Why Wait to Buy a Gun?
By
David Kopel
[Chicago Tribune, September 12,
1988 p. 15]
Congress is debating a
comprehensive drug bill, purportedly designed to stop the epidemic of
drug-related violence. Advocates of gun control, hoping to capitalize on
congressional hysteria over the issue, want the bill to include a provision that
would mandate a national seven-day waiting period and background check before
anyone can buy a handgun. Proponents claim a waiting period would disarm violent
drug dealers, but they're very wrong.
Willis Ross of the Florida Police Chiefs Association recently observed: "I think
any working policeman will tell you that the crooks already have guns. If a
criminal fills out an application and sends his application . . . he's the
biggest, dumbest crook I've ever seen." Kansas City's chief of police echoed
this sentiment in testimony at a Senate hearing. He noted that drug criminals
acquire guns by theft, by trade or by using legal surrogate buyers. Drug dealers
do not purchase their guns over the counter.

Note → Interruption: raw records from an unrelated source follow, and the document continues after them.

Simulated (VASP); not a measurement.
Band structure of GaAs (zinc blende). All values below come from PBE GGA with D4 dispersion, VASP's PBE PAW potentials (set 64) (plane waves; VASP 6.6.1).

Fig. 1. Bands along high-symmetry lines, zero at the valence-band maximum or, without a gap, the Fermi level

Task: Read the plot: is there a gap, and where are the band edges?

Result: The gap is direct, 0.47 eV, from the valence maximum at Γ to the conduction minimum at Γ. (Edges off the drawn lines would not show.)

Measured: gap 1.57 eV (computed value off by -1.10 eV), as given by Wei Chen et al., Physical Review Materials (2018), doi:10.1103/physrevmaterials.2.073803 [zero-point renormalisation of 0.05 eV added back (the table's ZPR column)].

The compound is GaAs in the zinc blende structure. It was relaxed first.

Under current national law, anyone who wants to buy a machine gun has to be
fingerprinted, fill out a federal license application and then wait three
months. Yet drug dealers still have no trouble obtaining stolen or illegally
imported machine guns. If a strict law can't keep machine guns away from drug
dealers, a less strict waiting period for handguns won't matter either.
Can anyone really believe that an individual who buys pure heroin by the ounce,
who does business in the highly illegal chemicals used to produce amphetamines,
or who sells cocaine on the toughest street corners in the worst neighborhoods
will not know where to buy an illegal gun?
Almost every study of waiting periods has found them to be worthless. An
anti-gun scholar, Duke University's Philip Cook, explains that criminals do not
buy guns through normal channels, but instead "find ways of circumventing the
screening system entirely." Cook concludes: "There has been no convincing proof
that a police check on handgun buyers reduces violent crime rates." A Senate
Judiciary Committee investigation found no evidence that waiting periods prevent
crime.
Though the anti-gun lobby claims that the majority of America's police support
waiting periods, there is much evidence to the contrary. In 1987, the Florida
Police Chiefs Association convinced the Florida legislature to repeal a host of
local waiting periods. When the National Association of Chiefs of Police
surveyed its members, 59 percent said that a national seven-day waiting period
would not be helpful. Most police chiefs want their officers on the street
looking for criminals, not behind a desk sorting through paperwork submitted by
honest citizens.
Citizens should not have to wait for government permission to exercise their
constitutional rights to own handguns.
Americans are scared of drug crime. The anti-gun lobby thinks it has the
opportunity to exploit that fear and rush its waiting-period bill through
Congress. Yet common sense, a majority of the nation's police chiefs and a
mountain of criminological evidence indicate that a waiting period has nothing
to do with the war on drugs. Instead, it's war on the Constitution.